See also United States v. Continental Can Co.,
378 U. S. 441,
378 U. S. 458;
United States v. Von's Grocery Co., 384 U.S. at
384 U. S. 277;
United States v. Pabst Brewing Co., 384 U.
S. 546,
384 U. S.
550-552.
The effect of adopting this approach to a determination of a
"substantial" lessening of competition is to allow the Government
to rest its case on a showing of even small increases of market
share or market concentration in those industries or markets where
concentration is already great or has been recently increasing,
since,
"if concentration is already great, the importance of preventing
even slight increases in concentration and so preserving the
possibility of eventual deconcentration is correspondingly
great."
United States v. Aluminum Co. of America, 377 U.
S. 271,
377 U. S. 279,
citing
United States v. Philadelphia National Bank, supra,
at
374 U. S. 365
n. 42.
While the statistical showing proffered by the Government in
this case, the accuracy of which was not discredited by the
District Court or contested by the appellees, would under this
approach have sufficed to
Page 415 U. S. 498
support a finding of "undue concentration" in the absence of
other considerations, the question before us is whether the
District Court was justified in finding that other pertinent
factors affecting the coal industry and the business of the
appellees mandated a conclusion that no substantial lessening of
competition occurred or was threatened by the acquisition of United
Electric. We are satisfied that the court's ultimate finding was
not in error.
In
Brown Shoe v. United States, supra, we cautioned
that statistics concerning market share and concentration, while of
great significance, were not conclusive indicators of
anticompetitive effects:
"Congress indicated plainly that a merger had to be functionally
viewed, in the context of its particular industry."
370 U.S. at
370 U. S.
321-322.
"Statistics reflecting the shares of the market controlled by
the industry leaders and the parties to the merger are, of course,
the primary index of market power; but only a further examination
of the particular market -- its structure, history and probable
future -- can provide the appropriate setting for judging the
probable anticompetitive effect of the merger."
Id. at
370 U. S. 322
n. 38.
See also United States v. Continental Can Co.,
supra, at
378 U. S. 458.
In this case, the District Court assessed the evidence of the
"structure, history and probable future" of the coal industry, and,
on the basis of this assessment, found no substantial probability
of anticompetitive effects from the merger.

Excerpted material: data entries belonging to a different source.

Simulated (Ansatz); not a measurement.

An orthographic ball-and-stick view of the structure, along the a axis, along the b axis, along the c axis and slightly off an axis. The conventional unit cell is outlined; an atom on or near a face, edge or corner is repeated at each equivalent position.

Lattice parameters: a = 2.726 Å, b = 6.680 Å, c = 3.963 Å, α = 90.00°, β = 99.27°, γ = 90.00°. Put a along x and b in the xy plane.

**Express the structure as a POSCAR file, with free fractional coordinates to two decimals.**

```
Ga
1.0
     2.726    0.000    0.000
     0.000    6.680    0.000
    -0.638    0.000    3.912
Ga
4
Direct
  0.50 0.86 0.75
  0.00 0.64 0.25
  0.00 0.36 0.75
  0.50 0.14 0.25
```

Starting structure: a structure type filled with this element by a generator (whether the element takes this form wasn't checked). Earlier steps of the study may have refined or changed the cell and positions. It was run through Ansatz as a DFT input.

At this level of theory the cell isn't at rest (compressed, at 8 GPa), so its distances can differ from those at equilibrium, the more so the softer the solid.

Much of the District Court's opinion was devoted to a
description of the changes that have affected the coal industry
since World War II. On the basis of more than three weeks of
testimony and a voluminous record, the court discerned a number of
clear and significant developments
Page 415 U. S. 499
in the industry. First, it found that coal had become
increasingly less able to compete with other sources of energy in
many segments of the energy market. Following the War, the industry
entirely lost its largest single purchaser of coal -- the railroads
-- and faced increasingly stiffer competition from oil and natural
gas as sources of energy for industrial and residential uses.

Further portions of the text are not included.